Once you get passed Parker’s physical tools, it’s hard not to drool over his offensive skill set. Already Parker is polishing various aspects of his offensive game. Other top prospects like Wiggins are still trying to find consistency in their jump shot and other basic areas of the game. Parker, on the other hand, has a consistent and trusted mid range jumper, extended range, and the ability to attack the rim off the bounce. I anticipate Parker will be plagued by words like “length” and “upside” heading into the draft, but he is productive and rock steady. Don’t worry about a learning curve or any extended slump, Parker has too many tools and maturity beyond his years.
There was one Parker characteristic that stood out above all else. Parker has an unremitting willingness to seek and receive coaching. Seemingly every dead ball is an opportunity for Parker to receive insight from a player or member of the coaching staff. If there is a two shot foul expect Parker to quickly make his way to the sideline to get insight from either Coach Krzyzewski or Wojciechowski before entering the lane to rebound on the second free throw. It is rare to see this unquenchable thirst for knowledge among any level of athlete, and it is particularly uncommon to be seen from an 18 year old who is sure to become a top five pick in the NBA draft regardless of his performance the rest of the season. This intangible characteristic and burning desire certainly shouldn’t be overlooked or marginalized. In fact, this attribute will be essential to Parker’s success and longevity in the league. The kid has it figured out.

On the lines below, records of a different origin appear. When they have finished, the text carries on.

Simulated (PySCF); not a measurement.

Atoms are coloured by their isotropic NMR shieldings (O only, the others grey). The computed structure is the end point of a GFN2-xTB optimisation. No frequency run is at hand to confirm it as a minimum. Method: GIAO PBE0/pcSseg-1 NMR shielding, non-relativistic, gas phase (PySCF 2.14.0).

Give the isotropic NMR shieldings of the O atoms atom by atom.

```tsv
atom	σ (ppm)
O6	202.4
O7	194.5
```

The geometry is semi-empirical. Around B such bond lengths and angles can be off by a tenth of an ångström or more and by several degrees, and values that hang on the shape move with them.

Specifically as it relates to his performance last night, Parker didn’t disappoint. 14 points, 14 rebounds, and 3 steals. Typical Parker consistency, but that’s not what I’ll remember from my first encounter with Parker. I will remember his tree trunk of a lower body, his polished offensive skill set, and his desire to take in information while others are just taking breathers. Parker is different. Parker gets it. Parker is ready.